Thread: OT (slightly) testing for data loss on an SSD drive due to power failure

OT (slightly) testing for data loss on an SSD drive due to power failure

From
John Rouillard
Date:
Hi all:

I realize this is slightly off topic, but is an issue of concern with
the use of ssd's. We are setting up a storage server under solaris
using ZFS. We have a couple of ssd's 2 x 160GB Intel X25-M MLC SATA
acting as the zil (write journal) and are trying to see if it is safe
to use for a power fail situation.

Our testing (10 runs) hasn't shown any data loss, but I am not sure
our testing has been running long enough and is valid, so I hoped the
people here who have tested an ssd for data loss may have some
guidance.

The testing method is to copy a bunch of files over NFS to the server
with the zil. When the copy is running along, pull the power to the
server. The NFS client will stop and if the client got a message that
block X was written safely to the zil, it will continue writing with
block x+1. After the server comes backup and and the copies
resume/finish the files are checksummed. If block X went missing, the
checksums will fail and we will have our proof.

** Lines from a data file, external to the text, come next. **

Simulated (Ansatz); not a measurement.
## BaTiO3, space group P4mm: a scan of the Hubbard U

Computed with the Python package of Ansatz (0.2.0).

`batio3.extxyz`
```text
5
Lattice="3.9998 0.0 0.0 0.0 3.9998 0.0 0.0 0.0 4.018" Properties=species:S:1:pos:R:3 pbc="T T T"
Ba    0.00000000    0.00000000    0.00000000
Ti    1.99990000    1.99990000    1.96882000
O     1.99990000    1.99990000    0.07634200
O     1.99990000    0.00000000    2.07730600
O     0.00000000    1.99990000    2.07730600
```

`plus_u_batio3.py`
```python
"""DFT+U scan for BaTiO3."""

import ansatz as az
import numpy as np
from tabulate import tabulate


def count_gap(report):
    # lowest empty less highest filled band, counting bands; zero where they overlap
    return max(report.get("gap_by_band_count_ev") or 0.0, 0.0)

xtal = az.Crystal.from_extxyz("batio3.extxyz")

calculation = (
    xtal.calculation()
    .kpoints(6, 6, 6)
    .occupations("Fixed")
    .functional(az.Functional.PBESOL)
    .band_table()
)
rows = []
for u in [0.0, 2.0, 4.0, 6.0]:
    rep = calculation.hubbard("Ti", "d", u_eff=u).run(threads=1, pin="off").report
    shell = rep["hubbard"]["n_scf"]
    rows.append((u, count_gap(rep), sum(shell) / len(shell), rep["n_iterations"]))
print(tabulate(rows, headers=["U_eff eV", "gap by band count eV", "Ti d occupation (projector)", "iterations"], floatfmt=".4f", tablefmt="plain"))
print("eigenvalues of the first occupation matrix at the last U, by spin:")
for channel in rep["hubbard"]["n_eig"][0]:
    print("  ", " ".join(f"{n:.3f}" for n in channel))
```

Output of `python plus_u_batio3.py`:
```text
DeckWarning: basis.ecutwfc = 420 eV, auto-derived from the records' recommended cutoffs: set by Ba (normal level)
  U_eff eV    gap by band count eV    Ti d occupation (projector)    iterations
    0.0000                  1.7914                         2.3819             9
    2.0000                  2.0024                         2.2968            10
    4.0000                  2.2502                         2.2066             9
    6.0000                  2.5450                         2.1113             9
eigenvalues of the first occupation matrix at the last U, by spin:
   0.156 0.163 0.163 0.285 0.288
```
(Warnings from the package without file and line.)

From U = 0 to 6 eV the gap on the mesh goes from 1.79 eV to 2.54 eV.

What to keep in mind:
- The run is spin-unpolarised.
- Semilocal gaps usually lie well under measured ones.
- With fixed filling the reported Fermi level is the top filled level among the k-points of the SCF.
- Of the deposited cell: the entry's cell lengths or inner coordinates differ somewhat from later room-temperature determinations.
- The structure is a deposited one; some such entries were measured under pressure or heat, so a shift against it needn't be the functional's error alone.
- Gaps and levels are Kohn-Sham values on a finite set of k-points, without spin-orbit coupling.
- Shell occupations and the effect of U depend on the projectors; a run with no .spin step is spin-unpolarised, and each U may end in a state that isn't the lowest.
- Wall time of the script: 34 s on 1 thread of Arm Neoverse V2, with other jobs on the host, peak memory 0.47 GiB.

We are looking at how to max out the writes to the SSD on the theory
that we need to fill the dram buffer on the SSD and get it saturated
enough such that it can't flush data to permanent storage as fast as
the data is coming in. (I.E. make it a writeback with a longer delay
so it's more likely to drop data.)

Does anybody have any comments or testing methodologies that don't
involve using an actual postgres instance?

Thanks for your help.
--
                -- rouilj

John Rouillard       System Administrator
Renesys Corporation  603-244-9084 (cell)  603-643-9300 x 111

On 04/22/2011 10:04 AM, John Rouillard wrote:
> We have a couple of ssd's 2 x 160GB Intel X25-M MLC SATA
> acting as the zil (write journal) and are trying to see if it is safe
> to use for a power fail situation.
>

Well, the quick answer is "no".  I've lost several weekends of my life
to recovering information from database stored on those drivers, after
they were corrupted in a crash.

> The testing method is to copy a bunch of files over NFS to the server
> with the zil. When the copy is running along, pull the power to the
> server. The NFS client will stop and if the client got a message that
> block X was written safely to the zil, it will continue writing with
> block x+1. After the server comes backup and and the copies
> resume/finish the files are checksummed. If block X went missing, the
> checksums will fail and we will have our proof.
>

Interestingly, you have reinvented parts of the standard script for
testing for data loss, diskchecker.pl:
http://brad.livejournal.com/2116715.html

You can get a few thousand commits per second using that program, which
is enough to fill the drive buffer such that a power pull should
sometimes lose something.  I don't think you can do a proper test here
using NFS; you really need something that is executing fsync calls
directly in the same pattern a database server will.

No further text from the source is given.